Your Home Church Wasn’t Perfect, nor Awful!

It is Thanksgiving time and kids are coming back from college.  Good kids who have gone away to Christian schools or gotten involved in a Christian student center.  They have been exposed to other congregations.  They have experienced mission campaigns, large devotional singings, powerful preachers, and new programs.  They now look at their home congregation in a different light.  

If they loved their home church experience growing up, they may see their church as perfect and all others as inferior and needing to become like their home church.  But more often, they return and see the shortcomings of their home congregation.  The singing isn’t as good, the worship is lacking passion.  The programs are antiquated and done with low energy.  The preacher certainly isn’t as good as that recent  youth rally speaker.  And so the young person has changed in their perspective of their home church.

This process will go on while the person attends college.  Their view of their home congregation is shaped by their experiences away from it.  They return during the summers and try to get the church to adopt some new programs or practices.  This isn’t bad, congregations often get ideas from them.

Painting with a broad brush, we can see how this same concept extends through our lives.  Even now, I bet you have a certain perspective on your home church. You likely either see it as wonderful and the way other churches should be or as really needing some changes.

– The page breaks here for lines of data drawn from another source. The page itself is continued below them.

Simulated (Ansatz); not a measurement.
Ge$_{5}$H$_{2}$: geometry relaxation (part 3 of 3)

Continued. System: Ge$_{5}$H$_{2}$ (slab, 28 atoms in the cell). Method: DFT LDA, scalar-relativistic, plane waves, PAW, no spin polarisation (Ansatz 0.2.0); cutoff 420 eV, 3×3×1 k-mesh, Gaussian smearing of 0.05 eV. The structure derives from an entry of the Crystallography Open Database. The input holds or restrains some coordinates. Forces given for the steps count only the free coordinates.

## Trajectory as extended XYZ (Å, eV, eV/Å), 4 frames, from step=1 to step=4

Let me suggest another approach, how about realizing your home church was neither perfect, nor awful.  You really already knew this!  Choose to change the way you view your home congregation.  See their positives and negatives, while choosing to be grateful for their influence upon your faith.  Learn from what they did well and did poorly.  But choose to accept who they are and be grateful for them.  Don’t judge every other church by them, nor judge them by other congregations.  Choose to be thankful for the church that taught you to know Christ.  

Have the attitude of Paul who described the Philippine brethren as “my brothers, whom I love and long for, my joy and crown, stand firm thus in the Lord, my beloved” (Phil. 4:1).